Louise Rozett of Hamden sings, acts, writes plays–and now has a new novel

Louise Rozett , of Hamden, is an actress and a playwright and sings in a band. And now she’s a debut author, too. Her first book, Confessions of an Angry Girl, comes out at the end of August, published by Harlequin Teen.

Louise attended Hamden High and then earned a bachelor’s degree in psychology from Vassar College and a master’s in acting from The Theatre School at DePaul University.
Visit Louiserozett.com for more.

Meanwhile, we’re pleased to welcome Louise to Books New Haven and hear about her writing process, and about her new book.

Tell us about your new book.

Confessions of an Angry Girl is about Rose Zarelli, a high school freshman with rage issues. She’s having a tough year because her father lost his job and took work as a contractor in Iraq, and was killed. On top of that, she likes the “wrong” guy, and his scary girlfriend is now her nemesis; and her best friend is suddenly infinitely cooler than Rose and talking about losing her virginity. Rose isn’t ready for many of the complex issues that arise in high school—especially not now, when she’s learning how to manage grief—and she finds herself without much of a support system at a crucial moment in her life. It really makes her angry.

Where did the germ of the story come from? How did you first know you were going to write this story?

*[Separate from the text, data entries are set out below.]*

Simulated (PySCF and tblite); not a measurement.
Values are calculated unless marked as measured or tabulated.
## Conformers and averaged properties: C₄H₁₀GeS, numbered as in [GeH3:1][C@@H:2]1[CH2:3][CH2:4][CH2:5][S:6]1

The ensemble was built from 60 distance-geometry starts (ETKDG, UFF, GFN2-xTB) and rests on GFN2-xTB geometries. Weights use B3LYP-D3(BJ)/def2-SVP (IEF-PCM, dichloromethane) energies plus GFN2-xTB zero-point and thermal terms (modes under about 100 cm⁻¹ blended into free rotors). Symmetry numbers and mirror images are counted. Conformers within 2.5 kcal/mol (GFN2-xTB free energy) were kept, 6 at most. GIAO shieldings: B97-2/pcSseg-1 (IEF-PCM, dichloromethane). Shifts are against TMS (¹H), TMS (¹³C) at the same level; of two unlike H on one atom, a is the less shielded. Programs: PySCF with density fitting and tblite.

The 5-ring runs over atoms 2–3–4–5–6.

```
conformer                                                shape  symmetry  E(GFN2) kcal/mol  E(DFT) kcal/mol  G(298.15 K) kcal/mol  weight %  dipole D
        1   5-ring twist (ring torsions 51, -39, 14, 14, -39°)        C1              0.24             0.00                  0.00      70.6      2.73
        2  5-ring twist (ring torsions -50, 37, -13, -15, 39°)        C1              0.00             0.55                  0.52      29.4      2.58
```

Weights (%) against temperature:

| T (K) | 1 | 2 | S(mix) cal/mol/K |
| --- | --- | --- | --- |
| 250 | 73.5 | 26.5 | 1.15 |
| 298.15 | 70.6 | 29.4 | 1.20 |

The character of Rose just came into my head one day, when I was writing a book for adults. The book’s chapters alternated between the present and the past (high school), and I realized that I was really drawn to Rose when she was 14, more so than when she was 30 (although I still really like those chapters). So I pulled out the high school chapters and strung them together to see what I had. And that’s when I realized that I had an Angry Girl on my hands.

I’ve always been fascinated by how girls feel and express anger, probably because it took me a long time to understand that I was allowed to be angry. I think girls are somehow subliminally—or maybe not so subliminally—taught that they are supposed to be nice, quiet and accommodating, and while those things have their place in certain situations in civilized society, they shouldn’t automatically overrule the expression of emotion. Girls should be able to feel and express their anger without being told that they aren’t being polite.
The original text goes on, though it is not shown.